Francis has called consumerism a "great danger" and has said there is little evidence of the benefits of trickle-down economics to those at the lowest rung on the economic ladder. In a speech in Bolivia, the Argentina-born pope quoted Basil of Caesarea calling the unfettered pursuit of money "the dung of the devil."
More recently, in second his papal encyclical "Laudato Si" ("Be Praised"), he criticized the harm the economy is having on the environment, which he has described one of God's gifts the faithful are called to protect.
"Here too, it should always be kept in mind that environmental protection cannot be assured solely on the basis of financial calculations of costs and benefits. The environment is one of those goods that cannot be adequately safeguarded or promoted by market forces," he wrote.
For some, it might be easy to put Francis in the anti-business box but to do so would be wrong, said the Rev. Manuel Dorantes S.T.L., a Vatican spokesman based in Chicago.
"He is not anti-capitalist, but it seems that we live in a society where you can't questions capitalism, because if you do then you're excluded and you're a socialist," said Dorantes.

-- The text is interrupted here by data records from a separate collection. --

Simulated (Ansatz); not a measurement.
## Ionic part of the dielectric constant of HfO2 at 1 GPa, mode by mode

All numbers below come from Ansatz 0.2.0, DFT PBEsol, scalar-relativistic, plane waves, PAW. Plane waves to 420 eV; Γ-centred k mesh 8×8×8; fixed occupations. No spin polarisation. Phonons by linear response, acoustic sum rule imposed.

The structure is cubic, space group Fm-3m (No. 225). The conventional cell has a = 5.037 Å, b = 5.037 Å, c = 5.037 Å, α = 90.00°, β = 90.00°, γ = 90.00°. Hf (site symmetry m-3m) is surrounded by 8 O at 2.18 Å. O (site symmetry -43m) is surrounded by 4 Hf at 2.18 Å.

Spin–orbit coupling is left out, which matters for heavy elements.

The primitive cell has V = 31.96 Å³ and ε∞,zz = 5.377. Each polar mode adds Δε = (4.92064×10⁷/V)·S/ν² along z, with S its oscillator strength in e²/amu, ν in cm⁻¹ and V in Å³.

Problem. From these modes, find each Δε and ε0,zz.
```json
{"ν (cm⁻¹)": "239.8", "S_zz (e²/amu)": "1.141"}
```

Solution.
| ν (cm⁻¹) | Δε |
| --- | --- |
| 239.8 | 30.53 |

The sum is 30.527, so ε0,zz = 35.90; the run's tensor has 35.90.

"The Holy Father believes in the goodness of capitalism," he continued. "There are so many people who have received employment through the benefits of capitalism. The question is why doesn't that capitalism and that free market really benefit all the people who participate within that market?"
Francis has called business a "noble vocation," while urging those in positions of power to find ways to improve the common good by making more goods accessible to more people. He has spoken of the dignity of work and talked of the dangers of having a teenage population not experienced or engaged in work because of a lack of opportunity.
He sees welfare as a temporary, not permanent, solution to poverty and has criticized job cuts, which leave more people at the margins. And while he has praised technology for delivering better health care, communications and education to the poor, he has also pointed out it can lead to a loss of jobs for some, widening the income gap.
Papal watchers maintain the pope is aware of the criticism that has been lodged against him in the U.S. and will likely use the occasion of this visit not to blast the free market system but to remind those in positions of power to use that influence to lift the least in the society, not just profits.
"He will call on the U.S. to be its best self," said Kathleen Cummings, an associate professor of American studies at the University of Notre Dame. "He will not scold the U.S., but remind us that to those that much is given, much is expected."
When the pope participates in a vesper service in New York City's St. Patrick's Cathedral on Thursday, some big names in business will be in attendance, including Bank of America CEO Brian Moynihan and First Data CEO Frank Bisignano.
Bisignano, who is a trustee of St. Patrick's, told CNBC he does not think he, as a businessman, and the pope are in conflict.
"He's the pope right?" he said. "He is like many leaders trying to get a lot of things done. He's a change agent."
"He grew up in a difficult place, and was molded by those experiences," Bisignano continued. "He just wants to make the world a better place."
The pope lands outside Washington on Tuesday afternoon. On Thursday, he will become the first pope to address Congress, a body that counts 30 percent of its members as Catholics. Ahead of the address, former House Speaker Newt Gingrich, a convert to Catholicism, and Jim Nicholson, a former ambassador to the Vatican, respectfully disagreed with the the pontiff's assessment of the global economic system as having the mentality of "profit at any price with no concern for social exclusion or the destruction of nature."
In an op-ed in The Wall Street Journal, the two said this is not the case in the United States. They said while the U.S. has its flaws, its generosity, openness to immigrants and embrace of a free market system has lifted millions from poverty.
There is some speculation members on both parties will try to co-opt parts of Francis' message to burnish their own, though Notre Dame's Cummings does not expect the pope to hold much sway in the voting booth.
"Americans interpret their religion in a way that has more to do with U.S. politics than through the gospel," she said. In other words, while Francis may have changed some minds about the direction of the church, he's unlikely to change their minds when it comes to voting their pocketbooks or their social conscience.